Thursday, November 10, 2011

Menage 'a Trouble: "Threesome Goes Awry" and Allegedly Leads Florida Man to Attack Wife & Second Woman with a Damn Television Set!



You don't have to be that mullet-headed redneck dude from Office Space for it be your ultimate man-dream: It's called getting a couple of broads to double up on ya. The threesome. The meat sandwich. The triumvirate. The Fanny Jaffle. Or most famously: The menage a trois. But every bored man's dream allegedly turned into a triple-headed nightmare for one Naples, Florida man and his two prospective clam cousins this week...

Cops say the event actually got off to a beautiful start, with Jorge Daniel Silva (mugshot above) jumping in the sack with his wife and a second woman after the threesome got all liquored up on alcohol. Some lovely making out between the trifecta jumped off from there, but that's when this little threeway freeway suddenly got jammed up worse than this year's Camaro Day on the Kansas Turnpike.

Before he could even so much as start playing the piano or request a downhill double dip, Jorge allegedly flew into an complete rage and "freaked out" during the opening gambit smooch session of this makeshift French Connection. Really ticked off for some reason, Jorge first allegedly started pounding his old lady right in the mush, which prompted to two ladies to scurry away and take cover in a spare bedroom.

But it was gonna take a lot more than just a little locked door to stop this trio-spurning sleazejam. Cops says hubby broke the door down and took to "swinging a TV" at the old lady "like a bat." Jorge allegedly clocked wifey twice with the boob tube before dropping the box right on top of her just for good measure.

The television now apparently destroyed, cops say Jorge would not be deterred, as he simply grabbed a second television in the house and threw that one at the old lady too (allegedly). When the third piece of this clambake trinity tried to intervene, Jorge allegedly started giving the second woman a good beatdown as well!

But as one might expect, hubby ain't without a couple of defenses over there. First, he says the only reason he got mad was because the two ladies were smoochin' it up and wouldn't let him split any wood or get in on the action. The party poopers. No wonder he want "occupy wall street" on their trizzy asses (allegedly).

Second, he says the only reason he did a King Kong on the bedroom door was because he thought the two ladies had run in there to start having sex without him. Of course, as I'm sure he'd maintain, he never considered that their disappearing act might have resulted from him trying to turn wifey's head into a moose burger back in the couple's bedroom.

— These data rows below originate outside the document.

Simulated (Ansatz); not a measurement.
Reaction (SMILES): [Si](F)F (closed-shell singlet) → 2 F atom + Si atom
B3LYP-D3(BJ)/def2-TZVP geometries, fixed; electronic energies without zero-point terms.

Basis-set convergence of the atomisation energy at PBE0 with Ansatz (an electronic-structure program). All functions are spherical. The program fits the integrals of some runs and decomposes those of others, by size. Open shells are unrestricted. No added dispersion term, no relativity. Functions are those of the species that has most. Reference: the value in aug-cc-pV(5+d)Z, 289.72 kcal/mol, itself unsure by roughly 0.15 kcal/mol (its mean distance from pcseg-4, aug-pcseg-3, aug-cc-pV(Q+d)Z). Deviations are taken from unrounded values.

Regardless, cops eventually arrived at the house to find the old lady covered in blood, with a face that looked like a hot-air balloon with the basket missing, not to mention a broken schnoz. They busted Jorge on felony battery charges, meaning his next tryst in triplicate may have to be the 3-boy, corn-cob tripod variety deep inside the state hoosegow. But what's he gonna do for a TV in there?